The Obama administration had already prepared a report detailing what it knew about Russian interference. It included assessments that the effort was focused, in part, on ensuring Trump’s election. That information was transmitted to Trump during a Jan. 6, 2017, meeting at Trump Tower.
“The evidence included texts and emails from Russian military officers and information gleaned from a top-secret source close to Mr. Putin, who had described to the C.I.A. how the Kremlin decided to execute its campaign of hacking and disinformation,” the Times later reported.
Trump nonetheless publicly dismissed the link between the hacked material and Russia. In a news conference days later, he again hinted that the hacking had perhaps been done by China.
That January briefing was the first time that Comey met Trump. It was also the first time that Comey memorialized one of his interactions with Trump. Comey also wrote memos after conversations with Trump in late January and early February. In both of those memos, Comey indicated that Trump referred to conversations with Putin. In the first, Comey documented that Trump asked him for his loyalty.
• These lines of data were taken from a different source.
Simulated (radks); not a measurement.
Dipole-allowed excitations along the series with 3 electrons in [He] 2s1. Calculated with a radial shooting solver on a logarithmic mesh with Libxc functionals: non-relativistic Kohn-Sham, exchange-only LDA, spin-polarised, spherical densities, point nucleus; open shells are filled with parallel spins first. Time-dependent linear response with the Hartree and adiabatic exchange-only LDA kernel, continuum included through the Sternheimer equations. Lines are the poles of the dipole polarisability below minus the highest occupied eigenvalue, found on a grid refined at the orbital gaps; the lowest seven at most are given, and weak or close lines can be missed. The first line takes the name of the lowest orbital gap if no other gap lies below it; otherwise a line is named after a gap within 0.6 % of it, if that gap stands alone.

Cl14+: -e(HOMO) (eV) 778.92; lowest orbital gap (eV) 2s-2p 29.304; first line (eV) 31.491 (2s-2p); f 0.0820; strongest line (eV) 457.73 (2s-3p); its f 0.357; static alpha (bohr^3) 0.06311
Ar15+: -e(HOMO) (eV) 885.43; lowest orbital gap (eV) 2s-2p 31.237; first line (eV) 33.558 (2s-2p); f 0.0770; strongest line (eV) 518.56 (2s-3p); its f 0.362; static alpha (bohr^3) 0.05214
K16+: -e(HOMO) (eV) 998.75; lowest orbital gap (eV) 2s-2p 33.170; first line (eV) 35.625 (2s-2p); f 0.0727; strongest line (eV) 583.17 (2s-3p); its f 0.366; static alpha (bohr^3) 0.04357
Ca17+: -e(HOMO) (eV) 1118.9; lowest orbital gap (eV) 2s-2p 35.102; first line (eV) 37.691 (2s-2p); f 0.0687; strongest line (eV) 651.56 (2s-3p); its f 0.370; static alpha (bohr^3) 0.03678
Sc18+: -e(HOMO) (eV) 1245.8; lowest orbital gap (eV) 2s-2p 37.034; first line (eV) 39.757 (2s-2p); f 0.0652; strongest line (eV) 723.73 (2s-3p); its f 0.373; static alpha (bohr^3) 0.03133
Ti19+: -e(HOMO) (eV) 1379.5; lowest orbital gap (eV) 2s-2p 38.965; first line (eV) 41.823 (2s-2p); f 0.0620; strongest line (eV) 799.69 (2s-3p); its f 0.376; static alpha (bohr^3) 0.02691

The most important of those memos, though, documented a conversation that Comey had with Trump on Feb. 14, 2017. That was the meeting during which Comey says Trump asked him to drop the counterintelligence investigation into Flynn, who had recently resigned as national security adviser following revelations that he’d had conversations with Kislyak about which he had allegedly lied to Vice President Pence. (Obama, in a meeting with Trump in November 2016, was concerned enough about Flynn to recommend that Trump not give him an administration position.)
In another memo, from the end of March, Comey documented Trump asking him how the “cloud” of the Russia investigation could be lifted from his presidency. When Trump made the same point in April, Comey says he referred Trump to the Department of Justice. That leadership was in flux: Then-Attorney General Jeff Sessions had recused himself from the Russia probe (to Trump’s frustration) on grounds of his role in the Trump campaign, and Trump’s nominee for the deputy position, Rosenstein, was not confirmed until the end of April.
All of the above is information that was available to the Justice Department at the beginning of May 2017. The question of Trump and Russia, though, soon became much more urgent.
On May 3, 2017, Comey testified before Congress again — testimony that apparently accelerated Trump’s frustration with his tenure.
On May 8, Rosenstein — only a few weeks into the job — was called to the White House, where Trump presented him with a letter he had written that would fire Comey. Trump asked Rosenstein to write a memo making the case for firing Comey, according to McCabe; he did so.
It did not include one part that Trump sought to include, according to McCabe: A comment from Rosenstein that Comey was being fired in part because of the Russia investigation. A line to that end — that Comey had told Trump three times that the president was not under investigation — instead made it into a note that Trump wrote to Comey. It was transmitted to the FBI along with a letter from Sessions that actually served as Comey’s termination.
On May 9, the letter was delivered to the Justice Department. Comey was out, catching him (and McCabe) by surprise. McCabe encapsulates his response in his book.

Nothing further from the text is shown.